Pre-trained models fail to infer with batch>1 in a standalone code
Several Reshape nodes have hard-coded batch dimension value in the 2nd input. Could you please fix the models to preserve batch?
This is how all the pre-trained models look like:

Reshape nodes with hard-coded output batch:
- bert/embeddings/Reshape_2
- bert/embeddings/Reshape
- bert/embeddings/Reshape_3
- bert/encoder/layer_0/attention/self/Reshape_1
- bert/encoder/layer_0/attention/self/Reshape
- bert/encoder/layer_0/attention/self/Reshape_2
- bert/encoder/Reshape
- bert/encoder/layer_1/attention/self/Reshape
- bert/encoder/layer_1/attention/self/Reshape_2
- bert/encoder/layer_1/attention/self/Reshape_1
- bert/encoder/layer_2/attention/self/Reshape_1
- bert/encoder/layer_2/attention/self/Reshape_2
- bert/encoder/layer_2/attention/self/Reshape
- bert/encoder/layer_3/attention/self/Reshape_2
- bert/encoder/layer_3/attention/self/Reshape_1
- bert/encoder/layer_3/attention/self/Reshape
- bert/encoder/layer_4/attention/self/Reshape_2
- bert/encoder/layer_4/attention/self/Reshape
- bert/encoder/layer_4/attention/self/Reshape_1
- bert/encoder/layer_5/attention/self/Reshape
- bert/encoder/layer_5/attention/self/Reshape_1
- bert/encoder/layer_5/attention/self/Reshape_2
- bert/encoder/layer_6/attention/self/Reshape_1
- bert/encoder/layer_6/attention/self/Reshape
- bert/encoder/layer_6/attention/self/Reshape_2
- bert/encoder/layer_7/attention/self/Reshape_1
- bert/encoder/layer_7/attention/self/Reshape_2
- bert/encoder/layer_7/attention/self/Reshape
- bert/encoder/layer_8/attention/self/Reshape
- bert/encoder/layer_8/attention/self/Reshape_1
- bert/encoder/layer_8/attention/self/Reshape_2
- bert/encoder/layer_9/attention/self/Reshape
- bert/encoder/layer_9/attention/self/Reshape_1
- bert/encoder/layer_9/attention/self/Reshape_2
- bert/encoder/layer_10/attention/self/Reshape
- bert/encoder/layer_10/attention/self/Reshape_1
- bert/encoder/layer_10/attention/self/Reshape_2
- bert/encoder/layer_11/attention/self/Reshape
- bert/encoder/layer_11/attention/self/Reshape_2
- bert/encoder/layer_11/attention/self/Reshape_1
- bert/encoder/Reshape_13
The problem is still relevant for me.
I would like to use pre-strained models using my custom scripts without a need to take this whole repository with me. And I need them infer-able with different batch sizes.

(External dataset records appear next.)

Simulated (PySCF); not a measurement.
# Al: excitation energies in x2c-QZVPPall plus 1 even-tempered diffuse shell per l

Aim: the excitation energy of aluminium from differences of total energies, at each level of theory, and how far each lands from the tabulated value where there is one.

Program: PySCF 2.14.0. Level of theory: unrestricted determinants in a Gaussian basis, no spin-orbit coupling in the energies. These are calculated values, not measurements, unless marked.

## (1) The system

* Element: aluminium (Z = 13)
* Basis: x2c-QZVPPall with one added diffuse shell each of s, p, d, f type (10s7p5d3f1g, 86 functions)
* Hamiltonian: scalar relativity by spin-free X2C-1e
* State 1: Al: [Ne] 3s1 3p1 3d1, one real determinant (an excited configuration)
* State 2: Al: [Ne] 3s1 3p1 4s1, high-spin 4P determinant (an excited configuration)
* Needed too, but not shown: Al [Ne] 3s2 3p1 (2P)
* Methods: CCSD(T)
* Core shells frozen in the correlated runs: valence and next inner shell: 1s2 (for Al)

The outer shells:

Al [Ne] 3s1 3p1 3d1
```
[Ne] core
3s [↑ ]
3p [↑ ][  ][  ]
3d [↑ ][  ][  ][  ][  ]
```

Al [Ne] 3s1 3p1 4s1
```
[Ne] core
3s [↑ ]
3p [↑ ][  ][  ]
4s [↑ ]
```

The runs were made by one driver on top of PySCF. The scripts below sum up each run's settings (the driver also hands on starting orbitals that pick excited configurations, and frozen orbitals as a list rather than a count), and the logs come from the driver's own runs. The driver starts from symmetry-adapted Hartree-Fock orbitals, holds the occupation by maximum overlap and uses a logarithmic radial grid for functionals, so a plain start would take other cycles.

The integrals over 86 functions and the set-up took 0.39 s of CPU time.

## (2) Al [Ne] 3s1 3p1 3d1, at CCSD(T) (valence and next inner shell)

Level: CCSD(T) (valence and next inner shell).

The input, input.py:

To do this I had to manually load currently available models and patch modeling.py function get_shape_list to keep Shape calculating sub-graphs and to never hard-code Reshape second inputs and to let shape inference flow from Placeholders without constraints. I deleted these lines
if not non_static_indexes:
return shape
With that I got updated models, but I'm sure I'm not the one who need them in batch-change-able way.
Could you guys be so kind to upload pre-trained models in such form? With Shape sub-graphs.
Also, for BERT model it is good to have seq_len unconstrained -- like the batch. As padding the value to fit 128/256/512 tokens takes all the performance away.